The most obvious thing Ellis points out is the attention to detail needed to win the tournament, and that starts long before the games begin. It’s your squad selection, looking at previous tournament successes and failures, trying to plot who you will face on your route to glory, and the details Ellis can go into when recalling her back-to-back successes gives a fascinating insight into why and how the USA was so successful as they now search for an unprecedented third successive win under Ellis’s successor Vlatko Andonovski.
“The level of detail, it’s every little detail,” says the former head coach. “What’s a force a goal scenario? You’re a goal down, there’s 10 minutes left in the game, how does that look? How do you want it to look? Do you train those moments? Because historically, looking back big tournaments are sometimes lost on set-pieces in certain key moments.
“We really looked at every little detail. Our players would know if we were in that scenario and we were down a player, what it would look like on the field. What we didn’t want to do was make impulsive decisions in the moment that we hadn’t really thought through. What Tony [Gustavsson, assistant head coach] and my staff tried to do was prepare so much that in that moment – and of course you have to make gut decisions sometimes – but it was thinking out all these decisions in advance.”
The USA came into 2015 having not won the tournament for 16 years since 1999, and had been stunned by Japan four years previous in a thrilling final which saw Norio Sasaki’s side take the honours on penalties after a late equaliser in extra-time denied the US.
“If a USA team gets to penalty kicks, it feels like a defeat, so psychologically if you haven’t won the actual game, for us it feels like defeat.

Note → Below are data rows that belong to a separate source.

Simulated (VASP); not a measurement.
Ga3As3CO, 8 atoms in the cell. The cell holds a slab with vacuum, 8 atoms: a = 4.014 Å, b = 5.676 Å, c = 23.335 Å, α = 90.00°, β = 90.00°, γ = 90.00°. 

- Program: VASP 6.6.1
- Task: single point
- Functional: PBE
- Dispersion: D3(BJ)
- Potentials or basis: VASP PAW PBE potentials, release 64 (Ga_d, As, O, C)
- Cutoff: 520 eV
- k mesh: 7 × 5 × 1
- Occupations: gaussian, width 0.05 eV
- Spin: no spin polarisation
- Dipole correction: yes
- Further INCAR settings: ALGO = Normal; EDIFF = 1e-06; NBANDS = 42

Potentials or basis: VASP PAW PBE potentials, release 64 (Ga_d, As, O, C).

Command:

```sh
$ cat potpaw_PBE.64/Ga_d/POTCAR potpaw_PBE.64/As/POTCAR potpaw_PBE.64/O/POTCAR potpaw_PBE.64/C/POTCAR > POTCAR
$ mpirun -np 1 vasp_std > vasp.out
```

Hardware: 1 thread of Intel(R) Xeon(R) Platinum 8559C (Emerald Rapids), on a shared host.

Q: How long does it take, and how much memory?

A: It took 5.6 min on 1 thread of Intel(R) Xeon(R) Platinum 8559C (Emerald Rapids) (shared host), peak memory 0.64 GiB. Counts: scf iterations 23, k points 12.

“I wanted to flip that mindset so penalties became just another opportunity to win the game. This might seem very detailed, but we trained penalty kicks and I pumped in noise and sounds because I wanted to see a penalty shootout the same as a corner kick, a free-kick, just an opportunity to score a goal. That was the level of detail we went into, we wanted players to know if a team took us to penalties we were prepared and all that it was is another opportunity to win.”
When the USA had last previously won the tournament in China in 1991, the legendary Anson Dorrance was the head coach, duelling the role with his job as coach of the University of North Carolina team, which he remains in today and has enjoyed unprecedented success at collegiate level.
Hired by US Soccer in 1986 just a few years after the national team was created, US Soccer was in a very different position to how it is now and after a disappointing tournament in 1988 which was designed as a test event for a fully-fledged World Cup three years later, Dorrance put in the hard work to ensure his team was well prepared to stun everyone when they returned to China in 1991.
“Back in the early 1990s the USA had no international respect,” he says. “We had a wonderful German fellow by the name of Hubert Vogelsinger [who has sadly passed away since we spoke] who left Germany to come to the USA and became one of the most respected coaches across the country.
“I remember he was interviewed before the event and was trying to explain to our soccer journalists that the USA would be shocked when it jumped into its first World Cup. We didn’t have the cultural background to be successful in that kind of environment and without that kind of experience behind us, we would flame out relatively quickly, that’s what he said. In the back of my mind I remember thinking he was absolutely wrong, I thought we’d go in and rip it up.”
The reason Dorrance was so confident was for several reasons. He had spent three years developing a way of playing which was uncommon back then.
“This adventure for me was visceral, I went in with something to prove about our spirit and our culture…”
He recalls how every team back then largely played a simplistic 4-4-2 formation, while he devised a 3-4-3 system with a sweeper, two centre-backs, a midfield four and a dynamite front three comprising of Carin Jennings, Michelle Akers and captain April Heinrichs, a front three so deadly they coined the term ‘triple edged sword’ because of their performances as individuals and as a trio at the tournament.
“Everyone else worshipped 4-4-2 and played a very polite game with a low line where the other team could just pass the ball around. It was very traditional, very classic, but there was nothing traditional or classic about how we played.